North Carolina attorney Blake Long said the man responsible has since paid state and federal fines for violating the Endangered Species Act. The incident took place on a beach in Oahu and attracted significant backlash after video of it surfaced on the video application TikTok.

The identity of the person in the footage was not released by the legal representative, who told the Honolulu Star-Advertiser he had advised his client to remain anonymous.

Long released a statement of apology to the local newspaper and said his client was sorry for his "immature, inexcusable actions." It remains unclear how much he was fined.

"While this is an incident that my client wishes to leave behind, he is also hopeful that his mistake will be used as an example of the types of conduct tourists must avoid," the statement read.

"The hope of my client and of the law enforcement officers involved in this matter is that my client's brief lapse of judgment serves as a lesson that ultimately aids in the protection of both the indigenous species of Hawaii and those who are fortunate enough to observe them personally. To all who were dismayed at my client's actions, please accept this apology."

Video of the animal harassment quickly gained traction on social media after being shared in February by an Instagram account with more than 270,000 followers called @hungryhungryhawaiian.

In the clip, since mirrored on other video websites, the man approaches the seal and slaps it on the lower back. The video is edited to have the song "Smack That" by Akon in the background.

As reported by MauiNow.com at the time, it was sourced back to TikTok by a user later identified as Eric Mustevoy, who denied being in the clip and claimed he recorded another person slapping the seal while visiting the Oahu beach about a month prior. Amid mounting backlash, Mustevoy apologized.

In a now-deleted Instagram post (via The Sacramento Bee), he wrote: "I wanted to make a public apology for the video I had posted of the Monk Seal when I was visiting Hawaii.

"It's hard for me to find the right words given I was completely in the wrong. First and foremost, I would like to make it known that it was not me in the video however, I should not have even for a split second, thought it was okay to post something so disrespectful," Mustevoy added in the update at the time.

An investigation into the footage was launched by the Department of Land and Natural Resources' Division of Conservation and Resources Enforcement, officials confirmed on Facebook.

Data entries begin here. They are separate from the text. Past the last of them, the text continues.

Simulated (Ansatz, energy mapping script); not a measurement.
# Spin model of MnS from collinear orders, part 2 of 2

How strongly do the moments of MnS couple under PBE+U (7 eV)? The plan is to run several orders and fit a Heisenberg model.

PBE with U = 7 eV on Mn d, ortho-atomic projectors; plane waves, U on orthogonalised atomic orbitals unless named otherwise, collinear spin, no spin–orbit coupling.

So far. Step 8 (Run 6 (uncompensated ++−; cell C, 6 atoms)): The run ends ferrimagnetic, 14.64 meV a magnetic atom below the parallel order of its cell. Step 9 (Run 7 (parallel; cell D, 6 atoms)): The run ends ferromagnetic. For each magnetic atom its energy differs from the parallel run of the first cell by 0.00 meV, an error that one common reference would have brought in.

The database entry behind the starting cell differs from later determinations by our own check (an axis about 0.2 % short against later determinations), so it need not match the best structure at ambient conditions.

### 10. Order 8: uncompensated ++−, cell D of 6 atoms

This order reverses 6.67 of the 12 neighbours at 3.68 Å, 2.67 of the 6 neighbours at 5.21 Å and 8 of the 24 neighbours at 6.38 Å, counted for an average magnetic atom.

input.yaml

"We encourage people to report violations immediately," chief Jason Redulla said in a statement at the time. "Far too often we learn about these cases after they've been posted to social media, which compounds the difficulty of gathering evidence and witness statements in real time."

Monk seals are an endangered species and it is illegal to disturb or harm them, officials have stressed. Harassment of a monk seal is a class C felony that is punishable by imprisonment and fines.

"Do not disturb sea turtles or monk seals sleeping on the beach," the official wildlife guidelines state in an online fact-sheet. "Never touch, chase, or feed. Animals are wild, unpredictable and protected."